Summertime is a chance for properties in the Twin Cities area to highlight their beautiful lawns, which are hidden during the winter months under mounds of snow. It also provides property owners with an opportunity to check on irrigation systems to make sure they are functioning properly, correct any issues, and take preventative measures to make sure systems continue working. Below we review some things to keep in mind as you perform your inspections.
Assess Problem Areas
There are typically three sources where problems will arise when it comes to irrigation systems: valve boxes, lateral lines, and sprinkler heads. Start off your inspection by checking all sprinkler valve boxes to make sure they are free of any leaking or damaged components. Then take stock of all sprinkler heads to note any issues. Below we’ll review specific problems to look for.
Damage to lateral lines—those pipes that run underground throughout a lawn, connecting sprinklers—are the trickiest to assess. You’ll mainly want to keep an eye out for any areas of turf that become flooded by a source other than sprinkler heads (so basically, water coming up from under the surface). Also keep an eye on water meters. A spike in usage that can’t be explained by anything else might point to an underground irrigation leak. It goes without saying that the sooner you catch a problem and address it, the better.

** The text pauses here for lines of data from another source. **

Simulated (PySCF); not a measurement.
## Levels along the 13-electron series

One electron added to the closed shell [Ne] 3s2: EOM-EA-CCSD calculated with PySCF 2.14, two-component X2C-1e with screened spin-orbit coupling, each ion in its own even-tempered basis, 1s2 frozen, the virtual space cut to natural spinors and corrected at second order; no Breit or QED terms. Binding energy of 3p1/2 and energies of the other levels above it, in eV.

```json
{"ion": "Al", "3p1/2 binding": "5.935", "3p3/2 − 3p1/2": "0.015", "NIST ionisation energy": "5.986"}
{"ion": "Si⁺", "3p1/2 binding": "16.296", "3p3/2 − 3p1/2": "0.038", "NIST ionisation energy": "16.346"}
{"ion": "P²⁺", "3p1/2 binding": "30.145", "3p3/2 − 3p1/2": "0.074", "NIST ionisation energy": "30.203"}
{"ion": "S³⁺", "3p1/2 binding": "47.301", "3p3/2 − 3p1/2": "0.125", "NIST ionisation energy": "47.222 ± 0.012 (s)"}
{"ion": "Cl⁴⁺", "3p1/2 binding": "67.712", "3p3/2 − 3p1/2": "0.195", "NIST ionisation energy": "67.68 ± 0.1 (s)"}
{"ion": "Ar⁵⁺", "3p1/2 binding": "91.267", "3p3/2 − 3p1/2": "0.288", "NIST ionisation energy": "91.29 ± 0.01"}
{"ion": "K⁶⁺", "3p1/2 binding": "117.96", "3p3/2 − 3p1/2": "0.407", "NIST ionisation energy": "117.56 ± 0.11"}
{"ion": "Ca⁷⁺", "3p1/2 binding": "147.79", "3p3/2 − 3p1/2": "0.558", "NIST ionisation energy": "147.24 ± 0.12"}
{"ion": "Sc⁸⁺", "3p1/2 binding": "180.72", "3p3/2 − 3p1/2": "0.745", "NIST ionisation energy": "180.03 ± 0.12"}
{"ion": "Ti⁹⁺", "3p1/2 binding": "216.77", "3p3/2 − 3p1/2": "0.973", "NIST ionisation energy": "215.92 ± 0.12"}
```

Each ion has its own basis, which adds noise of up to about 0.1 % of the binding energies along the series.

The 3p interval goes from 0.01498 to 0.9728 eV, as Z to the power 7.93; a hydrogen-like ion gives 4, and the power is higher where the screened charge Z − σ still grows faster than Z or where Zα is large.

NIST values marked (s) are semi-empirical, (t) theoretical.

Take Stock of Sprinkler Heads
When examining sprinkler heads, here are specific issues to keep an eye out for:
Broken Nozzle Heads: Regularly inspect your entire irrigation system for any broken sprinkler heads. A damaged nozzle can waste more than four gallons of water per minute, so quick replacement is imperative.
Tilted, Misaligned, and Sunken Nozzle Heads: Sprinkler heads can take a beating from regular lawn maintenance, foot traffic, and the natural compaction of soil over time. Regular checks can help you ensure that these issues are corrected in a timely manner, helping you to avoid uneven water distribution. Fix nozzle heads by straightening out those that are tilter or misaligned. For those that are sunken, you may need to remove a bit of the sod surrounding the sprinkler head so that it can be returned to the proper height. Once this has been tackled, sod can be replaced, if necessary. Do a final check to ensure that water spray has returned to the appropriate area. (Remember: sidewalks, streets, and fencing do not need watering.)
Clogged Nozzles: Sometimes debris can work its way into nozzles, causing them to become clogged. A clogged nozzle will result in uneven spray, leading to dry patches. To remedy, turn your entire system off and unscrew nozzle heads to clean out the filters. Do a check to make sure that spray has returned to normal.
Blocked Nozzles: Over time—especially during the summer months—shrubbery can mature and extend over sprinkler heads. When this happens, there is the potential for “rainshadow” to occur. Keep shrubbery pruned back to prevent it from obstructing the spray from any nozzle heads. Also check to make sure any overgrown turf is removed from over the sprinkler head, preventing it from popping up and watering an area.
Additional Irrigation Issues
Water pressure: It’s important to make sure the water pressure is appropriate for your irrigation system and lawn. When pressure is too high, water can evaporate quickly and not saturate turf properly. It can also wear out sprinkler heads more quickly, leading to unnecessary expenses. Too low water pressure can cause heads to not pop up completely, also resulting in grass that is not receiving enough water. Low water pressure, whether it be in one area or all over, can also signal an underground leak. If you notice a drop in pressure, keep an eye out for other signs of trouble.
Run-off: If you notice any sidewalk or street areas with excessive water coverage after a sprinkler cycle runs, you may have a run-off problem. This occurs when turf areas are quickly saturated and water cannot soak into soil quickly enough. Check your system to see if it has a cycle setting that reduces the amount of time sprinklers remain on. It may mean that sprinklers will run more than once during a cycle, but the period of time will be short enough that oversaturation shouldn’t be an issue.
Avoid watering when it’s raining: In addition to heavy snowfalls in the winter, the Minnesota area also receives a substantial amount of precipitation during the summer months. During any periods of heavy rainfall, lawns can easily become oversaturated, rendering any sprinkler cycles unnecessary. It may be worth installing a rain sensor to help you avoid watering when it’s not needed. This will help you keep water usage down and your lawns in good shape.